We are using the API to retrieve audit log events from multiple channels (Azure AD, SharePoint, etc.) for a very large tenant, meaning that we need to retrieve potentially millions of events over a relatively short time span.
O365 gathers audit events into a series of "blobs" which then contain a number of individual event (JSON messages). To my understanding, which in part comes from correspondence with the API's dev. team and from reading the docs, these blobs should contain a "considerable" number events as to function as a sort of batch approach when doing the actual web requests.
In our approach, we request blobs URLs for an interval of an hour, and then do a request for the individual blobs.
However, we have tested with a number of different tenants and different PublisherIdentifiers, but only seem to get around 2.5 messages per blob on average, no matter the total number of events "waiting" to be fetched.
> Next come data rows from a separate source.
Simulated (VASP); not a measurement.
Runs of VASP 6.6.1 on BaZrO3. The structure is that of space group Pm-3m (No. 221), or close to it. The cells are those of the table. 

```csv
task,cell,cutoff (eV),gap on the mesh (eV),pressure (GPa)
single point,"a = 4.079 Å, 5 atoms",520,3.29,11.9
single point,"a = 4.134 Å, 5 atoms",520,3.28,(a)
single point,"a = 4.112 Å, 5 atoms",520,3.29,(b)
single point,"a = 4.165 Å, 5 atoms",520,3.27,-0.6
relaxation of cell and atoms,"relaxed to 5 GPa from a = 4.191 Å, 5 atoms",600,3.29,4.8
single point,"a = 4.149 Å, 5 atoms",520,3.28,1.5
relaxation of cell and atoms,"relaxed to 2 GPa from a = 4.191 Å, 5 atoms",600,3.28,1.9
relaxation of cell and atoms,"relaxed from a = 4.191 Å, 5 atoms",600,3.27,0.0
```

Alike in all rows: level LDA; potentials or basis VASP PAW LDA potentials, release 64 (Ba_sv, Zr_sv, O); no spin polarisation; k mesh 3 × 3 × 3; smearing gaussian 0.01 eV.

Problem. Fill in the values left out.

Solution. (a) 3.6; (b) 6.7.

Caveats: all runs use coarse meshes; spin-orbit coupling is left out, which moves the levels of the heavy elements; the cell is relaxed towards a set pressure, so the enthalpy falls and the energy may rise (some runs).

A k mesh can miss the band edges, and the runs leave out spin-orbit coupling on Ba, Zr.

This becomes a major issue for the larger tenants as is puts a strain on the SIEM solution running the fetcher logic (a Python service), due to number of request/seconds, and it also gives us with throttling issues with the API itself. In effect, we simply cannot fetch the audit events fast enough to keep up - within the retention period.
A "funny" thing is, that if we use the visual query tool within the Admin Center of the tenant, it searches and retrieves the log messages very fast.
Has anyone had any experience with this issue, or perhaps a better "batch performance"?
As mentioned we have been in direct contact with the dev team and the program manager in Redmond. They have been very helpful with other issues we had, but they referred us to support for this specific issue - who in turn referred us to the forums / community. We currently do not have access to premium support...